A few years back, both Velo Orange and the Merry Sales/ Soma/ IRD group began releasing Taiwan-made leather saddles, which have been available as less pricey alternatives to the racing, touring and commuting models from Brooks of England. The saddles from Velo Orange are VO-branded, and the saddles from Merry Sales are sold under the Cardiff brand. Though both companies use the same manufacturer (Gyes) and offer equivalent models, they are not identical; subtle differences in specs are apparent. Still, the overall construction and design are the same. Since many have been wondering about the feel and quality of these saddles, I thought it would be useful to describe my experiences.
My first experience with a VO Saddle was when Velo Orange donated one for the vintage touring bike give-away I was doing last year. The model is what they call the Model 3 Touring and is equivalent to a Brooks B17 in width and general shape. The VO Model 3 features chromed rivets, side lacing, saddlebag loops, and a pebbled surface.
When the saddle arrived and I took it out of the box, I was initially not impressed. I thought the feel of the leather was somewhat "cardboard-like." To the touch it felt both stiffer and more brittle than a Brooks saddle. The underside had a grid-like surface to it, almost as if the material was some sort of compound. I did not have high hopes for what something like this would feel like to ride.

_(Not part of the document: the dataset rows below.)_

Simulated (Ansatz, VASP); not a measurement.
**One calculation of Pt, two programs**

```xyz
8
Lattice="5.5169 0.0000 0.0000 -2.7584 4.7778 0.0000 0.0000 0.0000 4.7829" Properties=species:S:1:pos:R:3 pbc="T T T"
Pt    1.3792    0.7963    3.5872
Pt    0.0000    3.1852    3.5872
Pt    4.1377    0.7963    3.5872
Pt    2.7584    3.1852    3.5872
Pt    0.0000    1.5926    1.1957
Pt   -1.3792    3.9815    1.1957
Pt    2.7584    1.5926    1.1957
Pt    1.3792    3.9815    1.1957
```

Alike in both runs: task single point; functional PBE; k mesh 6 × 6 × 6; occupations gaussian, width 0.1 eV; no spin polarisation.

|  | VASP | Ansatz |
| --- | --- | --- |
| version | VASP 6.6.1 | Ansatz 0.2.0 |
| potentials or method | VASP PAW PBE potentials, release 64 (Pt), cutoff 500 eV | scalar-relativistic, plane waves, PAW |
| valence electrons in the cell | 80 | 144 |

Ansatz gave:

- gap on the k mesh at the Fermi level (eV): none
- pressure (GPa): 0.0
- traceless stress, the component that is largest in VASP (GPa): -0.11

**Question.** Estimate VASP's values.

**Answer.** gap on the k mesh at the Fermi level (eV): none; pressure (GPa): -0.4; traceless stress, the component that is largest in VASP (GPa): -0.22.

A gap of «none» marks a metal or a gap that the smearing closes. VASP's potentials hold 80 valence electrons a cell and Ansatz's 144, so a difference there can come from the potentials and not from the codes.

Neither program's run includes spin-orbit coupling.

However, my expectations proved wrong once I started test riding the bike on which the saddle was fitted. Saddle preferences are highly personal, so I can only say that I found the VO Model 3 extremely comfortable. It did not need breaking in. In action, it felt neither too stiff nor too soft. The width and shape felt just right for my sitbones on a roadbike set up with the bars level with saddle height. The nose did not dig into any sensitive areas. My first ride on the saddle was 20 miles without padded shorts and it felt great. It felt equally great on subsequent test rides. As this was not my own bike, I was not able to provide feedback as to how the saddle felt on longer rides and how it held up over time, which is why I did not post a review. But based on my limited experience, I was impressed and made a mental note to go for this model next time I needed to buy a touring bike saddle. The VO Model 3 is not as luxurious as a Brooks B17, but to me it felt more comfortable out of the box.
When Soma offered to send me a Smoothie roadbike for review earlier this spring, we discussed specs and I asked them to include a green Cardiff Cornwall saddle. I was curious whether this saddle would be suitable for a more aggressive roadbike set-up, and I also wanted to see how it compared to the VO version I'd tried earlier. Overall, the Cardiff Cornwall looks very similar to the VO Model 3, except for the colour choices. Also, the Cardiff has a smooth surface, whereas VO's is pebbled. There might be other subtle differences in design, but I have not noticed them.
As far as the quality, look and feel of the leather, my impressions are the same as with the VO: cardboard-like to the touch, with a general sense that the materials - including the leather, the rivets and the rails - are not as high-end as what Brooks uses. Additionally, the green dye on the Cardiff has begun to rub off after some use. Good thing I wear black cycling shorts.
All things considered, my impression is that yes there is a difference in the quality of materials used in the Velo Orange and Cardiff saddles versus the equivalent Brooks models. However, the real consideration for me is how a saddle feels in action. While I have good luck with Brooks saddles on upright bikes, for some reason I have bad luck with them on roadbikes. On the other hand, the Velo Orange and Cardiff saddles work surprisingly well for me in that context. This, combined with the reasonable pricing, make them attractive alternatives to the other leather saddles out there. If you are having trouble with the fit of other saddles, these are certainly worth experimenting with. It is good to have options at different price points.